I don't do much editing (certainly not fancy stuff with heavy use of all the tools), but there is a pretty good mod/patch PhotoGIMP that makes it present similar to Photoshop. It isn't that old GIMP-shop one that might have malware. Doesn't fix the missing stuff that power-users need, so no go for many of them. But the UI is much better than the main version of GIMP. Just have to apply the mod/patch after installing GIMP.
PhotoGIMP is the same jank, just taped together in different locations instead. It's very slightly better, but the actual tools and how you use them are the same. The problem seems to be that Gimp (and all the tools in it) is designed by developers.
Good to know that you actually give options a try (every now and then I try Photoshop to see how it works and new things). So many people will just hate on things just because they just hear that they are bad. One of my friends does photography and hates how Photoshop being a subscription costs so much. But refuses to bother checking-in on GIMP or other options. Even Lightroom alts are deemed not worth it just from muscle memory it seems. Which I do at least understand, but even just checking on options can mean having fall-backs if suddenly needing them. I doubt Adobe will just go away, but they can always make costs higher and higher which price people out.
It would be good if more UI/UX minded folks that actually use Photoshop/Lightroom but hate Adobe's sub models were to help out. Even just giving good input and follow-up with why or how those things could work is a starting point. Devs and creatives need each other for making projects/products like GIMP into options that more people would use for real.

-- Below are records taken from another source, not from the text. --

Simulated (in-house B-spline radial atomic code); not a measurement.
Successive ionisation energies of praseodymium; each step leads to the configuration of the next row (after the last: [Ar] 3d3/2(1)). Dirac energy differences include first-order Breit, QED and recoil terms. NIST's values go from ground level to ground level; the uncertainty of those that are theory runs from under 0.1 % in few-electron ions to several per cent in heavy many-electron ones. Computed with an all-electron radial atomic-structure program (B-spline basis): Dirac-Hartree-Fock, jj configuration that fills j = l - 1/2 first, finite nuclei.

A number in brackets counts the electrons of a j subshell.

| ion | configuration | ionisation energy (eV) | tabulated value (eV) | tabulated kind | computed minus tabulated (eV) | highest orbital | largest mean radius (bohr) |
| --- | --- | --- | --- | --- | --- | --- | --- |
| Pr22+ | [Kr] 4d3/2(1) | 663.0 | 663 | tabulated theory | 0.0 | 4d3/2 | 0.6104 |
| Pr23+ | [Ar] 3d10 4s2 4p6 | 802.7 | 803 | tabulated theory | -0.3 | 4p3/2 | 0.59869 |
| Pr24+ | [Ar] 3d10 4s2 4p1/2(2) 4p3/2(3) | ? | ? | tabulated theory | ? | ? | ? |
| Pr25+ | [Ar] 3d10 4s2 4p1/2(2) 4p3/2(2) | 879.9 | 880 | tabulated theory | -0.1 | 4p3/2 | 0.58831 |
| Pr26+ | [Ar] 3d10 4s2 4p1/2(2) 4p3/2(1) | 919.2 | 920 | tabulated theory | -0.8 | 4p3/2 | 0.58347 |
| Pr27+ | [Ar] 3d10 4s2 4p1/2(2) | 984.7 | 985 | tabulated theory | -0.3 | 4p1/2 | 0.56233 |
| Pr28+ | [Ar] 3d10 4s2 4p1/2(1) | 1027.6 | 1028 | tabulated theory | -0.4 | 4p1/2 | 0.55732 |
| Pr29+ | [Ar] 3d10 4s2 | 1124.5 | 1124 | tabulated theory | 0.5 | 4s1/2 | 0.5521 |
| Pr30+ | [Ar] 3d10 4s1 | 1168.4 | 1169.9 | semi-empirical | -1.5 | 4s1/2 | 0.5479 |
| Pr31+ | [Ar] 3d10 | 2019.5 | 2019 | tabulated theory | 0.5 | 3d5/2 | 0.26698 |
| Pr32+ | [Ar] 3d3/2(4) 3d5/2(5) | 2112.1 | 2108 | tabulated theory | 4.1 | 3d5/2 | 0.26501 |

I'm cheap and have used GIMP, Scribus, Inkscape and Paint.NET for professional work at my job (where I'm basically our one-man marketing and web department). So I've had to "make do" with a wide range of free software for a long time. And I may or may not have used a cracked Photoshop, InDesign and Illustrator at home, also.
But man, I gotta say the quality and efficiency of my work has improved 10-fold after I bought the Affinity suite (no subscription, and its license allows me to use it commercially too, even though I bought it personally - I love that!)
Have you tried 3.0? Genuine question because I haven't and the UI looked a lot better than earlier versions. But if it's still janky...
I haven't actually used 3.0 yet, but from all the screenshots I've seen, it looks basically the same.
Anyone who has, I have a question: Can you draw simple primitive shapes non-destructively yet (without having to open another plugin panel, select something in a very long dropdown, and filling in a bunch of parameter fields)?
PhotoGimp is the same jank, just taped together in different locations instead. The problem seems to be that Gimp (and all the tools in it) is designed by developers.